A Royal Air Force RC-135W intelligence gathering aircraft was again circling close to the headquarters of the Russian Northern Fleet.
The aircraft, tail number ‘ZZ666’ and flying under ‘RRR7223’ previously performed a similar sortie earlier in the week.
The aircraft was again refuelled over the North Sea by a U.S. Air Force KC-135 out of RAF Mildenhall before flying over Norway and then down to the Kola Peninsula, just off Murmansk.
That the Royal Air Force chose to make the aircraft visible on commercial tracking services like that shown above sends a very clear message.
Why are we reporting this? Well, aside from the above, it’s important for people to see theat aircraft like this are in near-constant use rather than gathering dust in a hangar.
It should be noted, by the way, that the aircraft is in international airspace. The West does this to Russia, Russia does this to the West.
What does the RC-135W do?
According to the Royal Air Force website, the RC-135W Rivet Joint is a dedicated ‘signals intelligence’ electronic surveillance aircraft that can be employed in all theatres on strategic and tactical missions. Its sensors ‘soak up’ electronic emissions from communications, radar and other systems.
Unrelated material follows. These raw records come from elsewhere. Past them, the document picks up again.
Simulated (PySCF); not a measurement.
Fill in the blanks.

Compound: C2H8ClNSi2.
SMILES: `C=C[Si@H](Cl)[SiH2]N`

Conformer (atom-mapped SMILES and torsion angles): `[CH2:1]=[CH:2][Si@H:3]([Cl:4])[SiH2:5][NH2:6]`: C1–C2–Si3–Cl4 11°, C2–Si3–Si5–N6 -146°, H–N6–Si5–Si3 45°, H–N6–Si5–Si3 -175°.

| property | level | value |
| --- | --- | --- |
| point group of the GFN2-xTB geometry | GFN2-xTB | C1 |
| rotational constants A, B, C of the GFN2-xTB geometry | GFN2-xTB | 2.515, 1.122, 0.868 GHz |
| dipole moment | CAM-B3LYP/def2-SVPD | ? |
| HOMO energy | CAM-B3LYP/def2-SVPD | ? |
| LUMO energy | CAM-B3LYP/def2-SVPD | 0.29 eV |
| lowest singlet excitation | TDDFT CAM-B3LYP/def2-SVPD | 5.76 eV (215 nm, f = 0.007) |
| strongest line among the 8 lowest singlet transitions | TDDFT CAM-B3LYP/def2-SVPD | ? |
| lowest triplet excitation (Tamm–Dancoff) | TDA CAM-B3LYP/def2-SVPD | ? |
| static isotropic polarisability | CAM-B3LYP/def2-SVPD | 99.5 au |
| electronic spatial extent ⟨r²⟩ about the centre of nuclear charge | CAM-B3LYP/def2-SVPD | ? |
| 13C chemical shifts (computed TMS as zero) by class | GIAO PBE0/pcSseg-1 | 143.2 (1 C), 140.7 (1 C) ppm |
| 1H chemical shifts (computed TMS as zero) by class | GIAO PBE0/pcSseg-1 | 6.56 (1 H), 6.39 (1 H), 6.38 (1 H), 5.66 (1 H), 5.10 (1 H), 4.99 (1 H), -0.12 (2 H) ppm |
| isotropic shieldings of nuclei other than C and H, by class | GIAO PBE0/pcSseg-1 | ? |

“RC-135W Rivet Joint employs multidiscipline Weapons System Officer (WSO) and Weapons System Operator (WSOp) specialists whose mission is to survey elements of the electromagnetic spectrum in order to derive intelligence for commanders.”
The Royal Air Force say that Rivet Joint has been deployed extensively for Operation Shader and on other operational taskings. It had been formally named Airseeker, but is almost universally known in service as the RC-135W Rivet Joint.
The UK operates three of these aircraft.